Last fiscal’s yield curve witnesses steeper rise
Government securities
Jasim Uddin Haroon | Wednesday, 5 December 2018
The gap between short and long-term government fixed-income securities yields was steeper during fiscal year 2018 than its previous year, which indicated a 'tightened year" for money market.
The central bank has recently prepared the yearly chart of the yield curves.
This type of steeper yield curves represent that the treasury tools are more attractive than the banking instruments.
If the yield curves flatten the banking sector feels happy as people are lured into short term deposits.
However, treasury heads in banks said that this is based on the primary market and for this reason this does not reflect the market truly.
But they say that commercial banks are interested in the short-term treasury instruments.
On the other hand, economists view that the last fiscal year was "tighter" in terms of liquidity for the banking sector.

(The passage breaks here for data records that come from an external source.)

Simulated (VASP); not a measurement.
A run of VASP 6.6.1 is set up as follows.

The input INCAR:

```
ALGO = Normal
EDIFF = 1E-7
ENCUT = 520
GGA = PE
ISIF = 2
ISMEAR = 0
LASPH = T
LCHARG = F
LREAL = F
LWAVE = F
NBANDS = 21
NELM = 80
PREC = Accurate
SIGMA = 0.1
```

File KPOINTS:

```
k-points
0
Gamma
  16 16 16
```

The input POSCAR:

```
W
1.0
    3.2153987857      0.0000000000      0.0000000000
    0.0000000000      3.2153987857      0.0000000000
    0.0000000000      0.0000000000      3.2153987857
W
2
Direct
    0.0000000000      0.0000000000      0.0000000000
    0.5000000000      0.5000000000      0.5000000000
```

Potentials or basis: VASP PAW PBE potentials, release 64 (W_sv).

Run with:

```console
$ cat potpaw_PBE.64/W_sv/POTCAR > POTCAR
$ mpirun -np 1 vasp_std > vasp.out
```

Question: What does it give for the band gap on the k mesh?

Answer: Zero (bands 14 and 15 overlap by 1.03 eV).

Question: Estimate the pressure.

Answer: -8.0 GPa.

They said the central bank had adopted many measures to tackle the situation of the financial market in the year.
The Bangladesh Bank (BB) reviewed the advance deposit ratio and cash reserve requirement among other measures to handle the liquidity shortage then.
Dr Zahid Hussain, lead economist at the Dhaka office of the World Bank, said that the money market was tight in terms of liquidity.
"The banks were less interested in the long term instruments, for which the rate of yield climbed," Dr Hussain said.
He also said the primary dealers, who are eligible to participate in the auction, were active on short term bills, especially the 91-bills.
Ashim Kumar Saha, treasury head at the privately-owned Mercantile Bank, said banks invest in such type of bonds and bills when they have excess liquidity.
He also said the last fiscal's curves were steeper than the previous year but the yield on bonds and bills was much higher a few years back.
Motiur Rahman, treasury head at Prime Bank, said the BB needs to develop its secondary treasury bond market, which will give better picture of the financial market.
Currently, there is a secondary bond market meant for T-bills and T-bonds managed by the BB. Around 20 banks trade in the market, which lacks broader participation.
Mr Rahman said this is an indicator as it represents the primary market.
At the end of June 2018, the treasury auction (cut-off rate) yield curve exhibited an upward trend for all types of government treasury bonds except the two-year one compared to that of the June 2017.
The cut-off yield shows that the higher maturity bond (10 to 20 years) experienced a greater increasing trend in the yield rates compared to those of the lower-tenured bonds.
The cut-off yield in FY 2017-18 shows that T-bills with maturity of 91, 182 and 364 days experienced an increasing trend in contrast to the previous fiscal year.